Kubernetes Beginner Series 6 — Ingress and Gateway API

Table of contents

• When LoadBalancer Services Fall Short
• The Two Parts of Ingress
• Installing nginx Ingress Controller
• Basic Routing: Path and Host
• TLS Termination: Handling Certificates at Ingress
• Limitations of Ingress
• Gateway API: The Successor to Ingress
• Ingress vs Gateway API — When to Use Which?

When LoadBalancer Services Fall Short

In Part 5, we mentioned that you can expose services externally using the LoadBalancer type. But when you actually run a service in production, you quickly hit the limits of this approach.

Consider what happens as services multiply. Frontend, backend API, admin panel, image server. If you expose each one as a separate LoadBalancer Service, a cloud LB (Load Balancer — a device that distributes incoming traffic to multiple servers) gets created for each service. Each LB costs a fair amount, and you have to manage domains and TLS (Transport Layer Security — the protocol that encrypts communication behind HTTPS; the successor to SSL) certificates separately for each one.

On top of that, there’s almost always a need to route by path — like “/api goes to the backend, /static goes to the image server” — or by hostname — like “api.example.com is the backend, admin.example.com is the admin server.” This can’t be solved with L4 LB (OSI Layer 4 — only sees TCP/UDP ports for routing). You need L7 (OSI Layer 7 — application level, interprets HTTP headers and paths) routing that inspects HTTP headers.

Kubernetes’ Ingress is the abstraction that solves this problem. A single entry point routes to multiple services, terminates TLS, and applies path rules.

The Two Parts of Ingress

To understand Ingress, you first need to know that two separate parts work together:

• Ingress Resource: YAML that declares routing rules like “send this domain’s this path to that Service”
• Ingress Controller: The reverse proxy that actually interprets and applies those rules. Various implementations exist including nginx, Traefik, HAProxy, etc.

flowchart TB
    EXT[External User] -->|HTTP/HTTPS| LB[Cloud LB]
    LB --> IC[Ingress Controller Pod<br/>nginx / traefik]
    IC --> S1[Service A]
    IC --> S2[Service B]
    IC --> S3[Service C]
    S1 --> P1[Pods A]
    S2 --> P2[Pods B]
    S3 --> P3[Pods C]
    IR[(Ingress Resource<br/>Routing Rules)] -.->|watch| IC

Creating an Ingress resource alone won’t process traffic. You must install an Ingress Controller first for the resource to actually work. This is the most confusing point when studying for the first time.

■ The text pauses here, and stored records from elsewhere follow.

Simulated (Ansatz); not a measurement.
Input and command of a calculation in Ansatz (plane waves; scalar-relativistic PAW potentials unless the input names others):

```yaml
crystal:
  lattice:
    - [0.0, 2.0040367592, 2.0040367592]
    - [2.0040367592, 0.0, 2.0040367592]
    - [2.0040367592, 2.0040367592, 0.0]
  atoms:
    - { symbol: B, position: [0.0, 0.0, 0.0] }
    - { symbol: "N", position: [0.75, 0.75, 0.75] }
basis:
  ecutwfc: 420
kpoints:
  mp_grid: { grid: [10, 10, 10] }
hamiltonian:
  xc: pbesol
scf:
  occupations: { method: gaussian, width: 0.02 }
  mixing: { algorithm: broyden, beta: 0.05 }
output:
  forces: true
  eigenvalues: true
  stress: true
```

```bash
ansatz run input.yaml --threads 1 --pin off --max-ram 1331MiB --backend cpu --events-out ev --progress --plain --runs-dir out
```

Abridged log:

Here’s a comparison of major Ingress Controllers:

• nginx Ingress Controller: Community reference. Extensive configuration options and plenty of documentation
• Traefik: Concise configuration and dynamic reload are strengths. Built-in dashboard
• HAProxy Ingress: Strong in performance tuning
• AWS ALB Controller, GCE Ingress: Uses cloud LBs directly as Ingress

Regardless of which one you choose, the Ingress resource YAML looks the same. This is because the standard makes controllers interchangeable.

Installing nginx Ingress Controller

Here’s an example of installing the nginx Ingress Controller with Helm for lab purposes:

helm repo add ingress-nginx https://kubernetes.github.io/ingress-nginx
helm repo update

helm install ingress-nginx ingress-nginx/ingress-nginx \
  --namespace ingress-nginx \
  --create-namespace

After installation, a controller pod appears in the ingress-nginx namespace, and a LoadBalancer type Service is automatically created in front of it. In a cloud environment, an external IP gets assigned.

kubectl get svc -n ingress-nginx
# NAME                                 TYPE           EXTERNAL-IP
# ingress-nginx-controller             LoadBalancer   35.xxx.xxx.xxx

Once you point DNS to this external IP, you can manage all domain-based routing purely through Ingress resources from that point on. The only expensive cloud LB you need is the one in front of the Ingress Controller.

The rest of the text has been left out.